The Bibbulmun Track is one of the world’s greatest long distance walk trails, stretching 1000km between the Perth hills and Albany on WA’s wild windswept coast. The track winds through towering karri and tingle forests, down mist-shrouded valleys, over giant granite boulders and along breathtaking coastal heathlands. But with the track being designated ‘walkers only’, how can horse riders enjoy some of the spectacular surrounds that the Bibbulmun track is known for?
Alas, I can almost hear all those hikers tut-tutting over their screens, almost feel their palpable anger emanating through cyber space.
“Horse riding on the Bibbulmun Track? But you’re not allowed horses on the Bibbulumun Track!” they would shriek.
That’s right: no horses.
And rightly so. Western Australia’s only long-distance walk trail, the Bibbulmun Track, traverses large areas of fragile forest and coastal heath, which could easily be damaged by horses.
Besides, even if it was in any way legal, the Bibbulmun Track is highly unsuitable for horse travel. While it does veer through the occasional resupply town, the entire trail runs through wilderness-type areas rather than the rural areas more suited to unsupported horse trekking, and the designated track shelters have been designed with only walkers in mind. They are usually situated deep within a National Park and have no grazing or potential horse containment areas. The water source is usually a small water tank and as the huts see frequent traffic, it would just be plain rude to use these, given the amount that horses drink.

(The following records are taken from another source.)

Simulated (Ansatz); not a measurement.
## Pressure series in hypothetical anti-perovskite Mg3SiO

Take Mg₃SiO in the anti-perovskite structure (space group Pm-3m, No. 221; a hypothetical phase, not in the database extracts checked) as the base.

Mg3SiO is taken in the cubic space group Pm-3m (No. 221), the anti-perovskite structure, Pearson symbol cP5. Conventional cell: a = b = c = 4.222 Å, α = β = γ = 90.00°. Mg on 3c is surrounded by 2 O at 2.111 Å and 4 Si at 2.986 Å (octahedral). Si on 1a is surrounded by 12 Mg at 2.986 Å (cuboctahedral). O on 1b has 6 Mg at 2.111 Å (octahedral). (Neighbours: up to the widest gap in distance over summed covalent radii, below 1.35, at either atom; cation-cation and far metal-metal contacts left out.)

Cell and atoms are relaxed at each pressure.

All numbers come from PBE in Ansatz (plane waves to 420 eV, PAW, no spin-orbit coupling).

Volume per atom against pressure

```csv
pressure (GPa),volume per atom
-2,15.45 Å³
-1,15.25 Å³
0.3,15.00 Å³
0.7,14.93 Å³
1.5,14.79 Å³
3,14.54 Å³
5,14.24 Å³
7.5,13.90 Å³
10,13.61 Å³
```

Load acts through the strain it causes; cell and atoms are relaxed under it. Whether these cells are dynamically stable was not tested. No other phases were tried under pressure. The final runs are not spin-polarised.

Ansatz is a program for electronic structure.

So I have some difficulty understanding the constant refrain of would-be Bibbulmun horse riders.
“OH, if ONLY we could ride the Bibbulman Track!”, they lament.
Occasionally, some riders choose to enjoy its splendours regardless, usually ending in a fine or in further tarnishing the reputation of the local horse-riding community. When horse-owners act irresponsibly, other would-be trail riders get banished from more and more land and it ruins the chance for those that come after.
So I am in no way condoning the idea of saddling up a steed and hoofing it along the Bibbulmun. In fact, perhaps “Please Don’t Ride on the Bibbulmun Track” would have been a more apt title for this post.
So yeah, just for the record: PLEASE DON’T RIDE ON THE BIBBULMUN TRACK.
But, if you’re keen to see some of the South West’s natural wonders from the back of a horse , then you can ALMOST follow the Bibbulmun Track. Here’s a couple of points to be aware of:
1. For much of it’s length, the Bibbulmun Track is shadowed by minor rural or logging roads.
Horse riders can use these.
It is my understanding that in Western Australia, horses can be considered vehicles, which means we are within our rights to ride on any designated road or road reserve, even within a National Park (just don’t stray from the road!). It is probably worth mentioning that a 4WD track is not necessarily a council road and thus horse riding may not be permitted.
Check out a map of the Bibbulmun; especially the stretches between Collie and Walpole. You’ll see a plethora of little red roads running across, beside and parallel to the yellow Bibbulmun Track.
You can ride on those ‘red’ roads instead, and chances are they’ll see little traffic anyway.
And there’s nothing to be lost by it. You wont have to fret about dodgy wooden footbridges that have certainly not been designed with a 500kg+ load in mind, or worry about being ‘dobbed’ in to the ranger.
In addition, While I would rather walk on more organic, single lane, even overgrown tracks when hiking, many horses prefer to amble along a wider gravel road and appreciate the increased visibility that this offers.
2. The Bibbulmun Track is not ALL Bibbulmun Track.
For some of its course, the Bibbulmun follows formed roads. So it’s completely legal to take a horse on these sections of the Bibbulmun track. After all, if cars can use it, so can you.
When you’ve got your route sorted by shadowing the Bibbulmun track and utilising multi-use/ road segments of the trail, finding suitable campsites is your next challenge. And with the absence of travelling stock reserves in South- Western Australia, this may prove to be rather a challenge. It’s fairly unlikely that you’ll find substantial grazing areas to camp at through much of the area that the Bibbulmun track traverses, and since you’ll be travelling mostly through forests, hay drops and high-lining/ night-lining your horse may be the best bet.
Needless to say, the Bibbulmun Huts are a no-go zone…
And if all else fails in your Bibbulman-esque horsey escapades, you could always give the equines a holiday and, well, just walk the Bibbulmun track. Its a pretty awesome experience.